The proposed edge–cloud collaborative architecture is designed to address the economic and latency barriers associated with transmitting large volumes of raw data. In this architecture, edge devices perform initial preprocessing, feature extraction, and lightweight inference, transmitting only compressed features, detection results, or cases requiring further analysis to the cloud. For instance, ref. [30] demonstrated that the Sinefit algorithm can compress high-frequency voltage and current waveforms into a compact set of parameters, significantly reducing data volume. Similarly, ref. [11] reported that by deploying lightweight XGBoost models at the edge, only disaggregation results and low-frequency summaries are uploaded to the cloud, eliminating the need for continuous high-frequency data streaming. In this setup, the cloud serves as a complementary resource to assist the edge when complex appliances or ambiguous cases exceed the edge’s processing capacity, rather than as the primary processing unit. This layered approach balances on-device efficiency with cloud-assisted capability, avoiding prohibitive communication costs while maintaining high accuracy.

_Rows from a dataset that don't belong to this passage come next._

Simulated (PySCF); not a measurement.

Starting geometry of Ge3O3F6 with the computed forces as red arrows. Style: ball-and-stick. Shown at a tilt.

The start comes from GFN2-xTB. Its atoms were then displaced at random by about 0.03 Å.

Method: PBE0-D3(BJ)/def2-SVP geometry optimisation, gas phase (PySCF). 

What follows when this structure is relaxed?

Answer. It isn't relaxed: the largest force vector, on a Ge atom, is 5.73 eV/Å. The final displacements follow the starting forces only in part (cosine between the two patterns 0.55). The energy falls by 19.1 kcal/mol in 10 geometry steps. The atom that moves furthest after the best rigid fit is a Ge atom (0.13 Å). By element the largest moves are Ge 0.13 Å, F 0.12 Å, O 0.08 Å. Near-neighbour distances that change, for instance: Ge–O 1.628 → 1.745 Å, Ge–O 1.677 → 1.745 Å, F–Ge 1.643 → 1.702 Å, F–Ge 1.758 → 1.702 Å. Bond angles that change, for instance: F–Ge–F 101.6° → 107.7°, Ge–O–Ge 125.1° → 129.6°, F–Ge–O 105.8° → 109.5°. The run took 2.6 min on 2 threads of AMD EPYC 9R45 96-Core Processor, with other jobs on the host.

5.1.2. High-Frequency Data and Edge Computing

Real-time feedback often requires high-sampling-rate data [67,68], which imposes significant pressure and costs on smart meter hardware, data communication networks, and cloud storage. To reduce latency and communication burden, algorithms need to run on edge devices such as meters or home gateway nodes, but these are constrained by the computational power, memory, and power consumption of edge devices.

In practice, resolving the contradiction between high-frequency data requirements and limited edge computing resources often requires a systematic dimensionality reduction design from data acquisition to model deployment. The one-year embedded NILM field study by [69] provides an exemplary case. First, at the data source, they proactively reduced the sampling rate to 1/8 Hz, fundamentally reducing the data stream to be processed. Second, at the algorithm level, they adopted a lightweight 1D CNN suitable for extracting patterns from long-term low-frequency data and optimized only for a few major appliances to control computational complexity. Finally, in engineering implementation, they used the X-CUBE-AI toolchain to quantize the model to 8 bits and compile it into a dedicated C code library that runs efficiently on an Arm Cortex-M7 microcontroller (MCU). Ref. [70] proposed a feature space pruning and lightweight inference framework to address the resource bottleneck caused by high sampling rates in NILM. Through mean-reduced precision analysis, they filtered out key time-domain and frequency-domain features, reducing feature dimensions from 71 to five while maintaining classification accuracy (95.15%), achieving 80.56% storage compression and a 5.45-fold. inference speedup, significantly alleviating resource pressure on edge MCUs.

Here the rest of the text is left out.